Friday, November 21, 2008

Breakfast at Tiffany's

Breakfast at Tiffany's by Truman Capote (First Vintage International, first published 1950) 111 pages

This novella is less captivating and more crude than the film ... although it's really not fair to compare the two. Capote was not responsible for both. They are two separate artistic media but it is difficult not to think of both or compare them.
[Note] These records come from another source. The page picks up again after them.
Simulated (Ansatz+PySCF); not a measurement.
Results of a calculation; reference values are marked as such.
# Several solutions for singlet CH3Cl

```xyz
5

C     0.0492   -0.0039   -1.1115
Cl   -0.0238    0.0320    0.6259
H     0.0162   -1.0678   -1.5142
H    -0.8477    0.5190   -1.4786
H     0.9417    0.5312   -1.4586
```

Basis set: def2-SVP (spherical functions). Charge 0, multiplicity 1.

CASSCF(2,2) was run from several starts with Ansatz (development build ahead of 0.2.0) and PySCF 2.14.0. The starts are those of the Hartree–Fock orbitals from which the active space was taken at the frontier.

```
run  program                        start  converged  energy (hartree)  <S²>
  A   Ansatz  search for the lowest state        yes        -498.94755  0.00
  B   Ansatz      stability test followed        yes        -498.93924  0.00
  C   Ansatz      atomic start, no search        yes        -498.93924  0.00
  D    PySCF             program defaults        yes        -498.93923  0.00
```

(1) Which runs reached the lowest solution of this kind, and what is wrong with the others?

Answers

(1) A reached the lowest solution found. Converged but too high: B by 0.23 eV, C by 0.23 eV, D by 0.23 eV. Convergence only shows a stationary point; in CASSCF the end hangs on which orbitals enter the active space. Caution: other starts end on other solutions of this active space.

The iconic Holly Golightly strikes me not as a lovable irresponsible if glamorous flake, but a manipulative, slightly sour operator somewhat bent on self-destruction. Not a free spirit but a bit of a parasite bent on getting what she can from those around her: Paul the writer, her husband Doc Golightly, her would be Brazilian husband Jose, Rusty Trawler (one part troll/millionaire, one part Capote it seems) ...

The language is larded with 50s colloquialisms that do not stand the test of time in my estimation.

When asked who Holly was based on Capote would coyly say "Me". So many of the women surrounding him when he achieved fame claimed that they had inspired the creation of that waif. It seemed an absurd assertion on Capote's part on the surface of it. But having read a biography of Capote, I now see how Holly (nee Lulamae) truly does resemble Truman.

Both have roots in the rural South, the desire to re-invent him/herself, the obsession with glamour, the slightly louche persona, the unorthodox views on sexuality (from a 1940s/50s POV) ...

I expect I am meant to captivated by Holly and her antics but actually I'd like to wring her neck sometimes for being so selfish. I was disappointed with the book. Still the image of Holly standing before a window at Tiffany's has a certain charm that has not diminished.

My first encounter with Capote was the immeasurably superior In Cold Blood which is of a totally different genre. I wish the book club had chosen that book!